Data Migration Tools Compared: AWS DMS, Debezium, Fivetran, and pgloader

A workload-driven comparison of AWS DMS, Debezium, Fivetran, and pgloader. Choose a data migration tool by the job it does: one-time bulk loads, ongoing CDC replication, or managed ELT.

Most "best data migration tools" lists are written by vendors ranking their own product first. They compare tools on feature checkboxes, not on the job you actually need done. That framing leads teams to reach for a managed CDC platform when a single command-line invocation would have finished the job in an afternoon, or to script pg_dump loops when they really need continuous replication with sub-second lag.

The useful question is not "which tool is best." It is "which tool fits this workload." A one-time bulk copy from an old MySQL box into PostgreSQL has almost nothing in common with keeping a warehouse in sync with a production database that takes thousands of writes per second. This post compares four tools that each own a different corner of that space: AWS DMS, Debezium, Fivetran, and pgloader, with an honest note on where Airbyte fits. Pick by workload, and the choice usually makes itself.

The Four Migration Workloads That Actually Matter

Before comparing tools, name the workload. In our migration engagements, nearly every project collapses into one of four shapes, and the tool follows from the shape.

One-time bulk migration. You are moving a database once, then decommissioning the source. Cutover is a scheduled event, not a continuous process. What you care about: throughput, type fidelity, and how much of the schema (indexes, constraints, sequences) the tool recreates for you. Lag after cutover is irrelevant because there is no "after."

Ongoing CDC replication. The source stays live and you need every insert, update, and delete reflected downstream with low latency, indefinitely. This is the hardest workload. Change Data Capture (CDC) is a technique that reads a database's transaction log (the WAL in PostgreSQL, the binlog in MySQL, the redo log in Oracle) and emits each row-level change as an event, rather than repeatedly querying tables. Reading the log instead of polling is what keeps source-side overhead low and ordering correct, and it is one of the core pipeline shapes we lay out in ETL pipeline patterns in 2026.

Managed SaaS ELT. You want operational databases and SaaS apps (Salesforce, Stripe, Postgres) landing in Snowflake, BigQuery, or Redshift, and you do not want to run or babysit the pipeline. You are trading money for the elimination of connector maintenance and schema-drift handling. For the difference between transforming before versus after the load, see ETL vs ELT.

Single-command Postgres loads. A narrow but extremely common case: you are migrating into PostgreSQL specifically, often from MySQL, SQLite, or MS SQL Server, and you want type casting, encoding fixes, and schema creation handled in one shot without standing up infrastructure.

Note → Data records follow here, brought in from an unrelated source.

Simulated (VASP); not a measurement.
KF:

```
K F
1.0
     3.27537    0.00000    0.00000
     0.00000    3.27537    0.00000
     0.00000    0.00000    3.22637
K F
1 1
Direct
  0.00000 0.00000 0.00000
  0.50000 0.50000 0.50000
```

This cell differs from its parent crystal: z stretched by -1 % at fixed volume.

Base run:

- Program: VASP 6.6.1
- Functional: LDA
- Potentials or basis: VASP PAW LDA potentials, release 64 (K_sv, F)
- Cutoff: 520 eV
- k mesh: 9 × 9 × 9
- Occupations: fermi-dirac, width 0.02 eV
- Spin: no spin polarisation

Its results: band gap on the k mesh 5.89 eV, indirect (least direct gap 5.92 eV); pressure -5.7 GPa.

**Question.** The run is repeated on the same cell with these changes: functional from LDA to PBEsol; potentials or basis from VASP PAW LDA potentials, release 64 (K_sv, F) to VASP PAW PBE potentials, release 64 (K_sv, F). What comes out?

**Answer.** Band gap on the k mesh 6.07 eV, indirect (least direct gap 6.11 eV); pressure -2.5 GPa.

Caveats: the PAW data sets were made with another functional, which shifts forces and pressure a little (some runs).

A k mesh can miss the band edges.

Match the workload to the tool and the rest of this article is just detail.

AWS DMS: The Default for Lift-and-Shift Into AWS

AWS Database Migration Service is a managed service for migrating and replicating databases, supporting both one-time full loads and ongoing CDC. It runs the migration on AWS-managed capacity, handles the source-to-target plumbing, and supports heterogeneous moves (for example MySQL to PostgreSQL) when paired with the AWS Schema Conversion Tool. Sources include Oracle, SQL Server, MySQL, and PostgreSQL; targets span Aurora, RDS, Redshift, S3, DynamoDB, and more, per the AWS DMS sources documentation.

DMS offers three replication modes: full load, CDC, and full load plus CDC. The combined mode is the workhorse for zero-downtime cutover: it bulk-copies existing rows, then tails the source transaction log to keep the target current until you flip traffic. AWS DMS Serverless removes the replication-instance sizing decision: it provisions and scales capacity automatically and bills per hour in DMS Capacity Units (DCUs), where one DCU equals 2GB of RAM. That pay-for-use model suits bursty migrations where a fixed instance would sit idle or get overwhelmed.

The honest caveats matter. DMS Serverless does not support setting custom CDC start points, per the Serverless limitations docs, so replay-from-a-specific-LSN recovery scenarios still want the provisioned instance. CDC also has hard source-side requirements: tables generally need primary keys for updates and deletes to replicate correctly, and the source must be configured for log retention and the right logical replication settings. DMS is strongest as a lift-and-shift engine into AWS targets. It is weaker as a long-term streaming backbone where you want changes flowing into Kafka and consumed by many systems. For the heterogeneous MySQL-to-Postgres case specifically, weigh DMS against pgloader and Debezium in our MySQL to PostgreSQL migration guide.

Debezium: CDC as a Streaming Primitive

Debezium is an open-source CDC platform, licensed under Apache License 2.0, that reads database transaction logs and emits row-level change events, typically onto Apache Kafka via Kafka Connect. It supports MySQL, PostgreSQL, MongoDB, SQL Server, Oracle, MariaDB, Vitess, and others, as listed in the Debezium connectors documentation. Active development continues into 2026, with the 3.4 release line shipping through early 2026.

The reason to choose Debezium over DMS for replication is architectural, not feature-by-feature. Debezium does not move data from point A to point B; it turns your database's change log into a durable, replayable event stream that any number of consumers can read independently. One change event can fan out to a warehouse, a search index, a cache invalidator, and an audit log at once, each consumer tracking its own offset. That fan-out is awkward to model in a point-to-point migration service. Because the stream lives in Kafka, you also get replay: a downstream system can be rebuilt from the retained log without touching the source database again.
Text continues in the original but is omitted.